As the distant galaxy was gravitionally lensed by a closer galaxy cluster (centre inset), astronomers were able to not only image the faint galaxy using Hubble (top right inset), but take its spectra with the Keck telescope (bottom right inset). Credit: NASA/Keck/Austin Hoag/Marusa Bradac
Astronomers have managed to image the faintest galaxy in the Universe ever spotted, the light of which dates from 13.1 billion years ago.
But this galaxy has one unique property over all those observed before – it’s completely normal.
“Other most distant objects are extremely bright and probably rare compared to other galaxies,” says Austin Hoag, the University of California, Davis graduate student who led the discovery.
“We think this is much more representative of galaxies of the time.”
The galaxy, MACS1423-z7p64,is at a redshift of 7.6, a distance so immense that astronomers had to rely on gravitational lensing to find it.

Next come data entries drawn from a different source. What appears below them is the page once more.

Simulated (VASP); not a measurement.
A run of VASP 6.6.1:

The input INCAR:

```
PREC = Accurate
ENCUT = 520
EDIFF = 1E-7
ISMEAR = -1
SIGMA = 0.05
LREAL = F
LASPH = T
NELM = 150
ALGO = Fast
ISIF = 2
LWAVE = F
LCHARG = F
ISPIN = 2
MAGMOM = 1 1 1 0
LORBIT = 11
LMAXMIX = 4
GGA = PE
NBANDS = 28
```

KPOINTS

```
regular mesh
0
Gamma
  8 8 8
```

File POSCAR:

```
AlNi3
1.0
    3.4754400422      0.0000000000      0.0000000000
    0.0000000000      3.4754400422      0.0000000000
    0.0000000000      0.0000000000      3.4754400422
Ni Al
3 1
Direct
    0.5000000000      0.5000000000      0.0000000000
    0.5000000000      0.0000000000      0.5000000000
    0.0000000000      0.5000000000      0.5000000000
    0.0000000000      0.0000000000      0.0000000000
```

Lensing happens when light from a distant object passes by a massive foreground object, it can cause the light to bend and be magnified, as if passed through a lens.
The galaxy dates from a critical period of the Universe’s history – the epoch of reionization, when space became transparent.
After the Big Bang, the Universe was filled with cold atomic hydrogen, which blocked most light from travelling very far.
As the first stars and galaxies began to condense out of this haze, the light they emitted began to burn away the hydrogen, like the Sun clearing a morning fog.
However, this ‘fog of reionization’ hides much of what was occurring during this important era when the stars first began to shine.
The newly found galaxy will help astronomers untangle the mysteries around this time, such as whether it was solely young galaxies that were responsible for the reionisation, or if black holes and gamma ray bursts contributed as well.
To find the galaxy, astronomers hunted around galaxy clusters of the right size and distance to lens a galaxy from the epoch of reionisation.
It was chance that MACS1423-z7p64 happened to fall in precisely the right position that its brightness was magnified by a factor of ten, allowing observers to capture it with the Hubble Space Telescope.
The galaxy was further imaged by the Keck Observatory Telescope in Hawaii, and study will continue with the James Webb Space Telescope, which is due to launch in 2018.
“We will truly witness the birth of the first galaxies which will allow us to answer the longstanding question of where did we come from,” says Marusa Bradac, a physics professor from the University of California, Davis.